Ambition’s Not An Awful Word
Written by Zack Zage, Illustrated by Adam Watkins
(Ivy Court Press, 2012), hb., 32 pp.
This book’s title and look are catchy. Ambition is
something our children need a proper sense of but also something which can
involve sinful attitudes as well. So I was intrigued by the book.
The book is cute and the illustrations are funny.
The text is sort of funny, too, but is actually hard to follow. The look and
style of the book suggests it is for young children but references scattered
throughout to Julia Child, “New York’s MOMA,” Pollack, Perry Mason and others
make it seem like it is aimed at an older audience. We found the text obscure
and hard to follow. It wasn't clear to me all the way through how the funny
examples fit or advanced the theme, “It’s OK to dream.”

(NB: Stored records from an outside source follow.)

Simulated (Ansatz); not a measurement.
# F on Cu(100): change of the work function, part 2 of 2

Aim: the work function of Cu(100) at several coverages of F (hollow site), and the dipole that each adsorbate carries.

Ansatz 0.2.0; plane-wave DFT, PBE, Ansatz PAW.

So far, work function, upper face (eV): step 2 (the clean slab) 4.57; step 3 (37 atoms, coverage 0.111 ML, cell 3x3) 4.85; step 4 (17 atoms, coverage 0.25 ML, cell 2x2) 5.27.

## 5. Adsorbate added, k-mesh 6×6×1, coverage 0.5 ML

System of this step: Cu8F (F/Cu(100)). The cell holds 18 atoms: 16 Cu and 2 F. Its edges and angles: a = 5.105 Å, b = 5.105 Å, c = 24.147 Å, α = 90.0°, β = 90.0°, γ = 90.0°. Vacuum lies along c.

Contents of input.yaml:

The book seems to encourage ambition from the “you’re
the center of the world” perspective which is so common today. When the dreamer
is rebuked for exaggerating what he can or will do and for making himself “the
brightest and the most”, this critique is dismissed. Instead, “In your own
imagination you’re supposed to reign supreme.” I want my children to dream and
have aspirations, but I don’t want them to imagine that they are the best at
everything. I want them to recognize that they are gifted by God in certain
ways and that in using those gifts they can enjoy life, help others, glorify
God and advance His kingdom. I did not expect such a full theological vision in
this book, but I did hope for more than simply, “It’s good for you to think you
can do everything and to imagine yourself as the center of the universe.”
I think what is most useful for inspiring children is not books about themselves but grand stories which introduce them to noble characters and themes greater than themselves, giving them people to admire and stories to live up to. In the end we cannot recommend this book.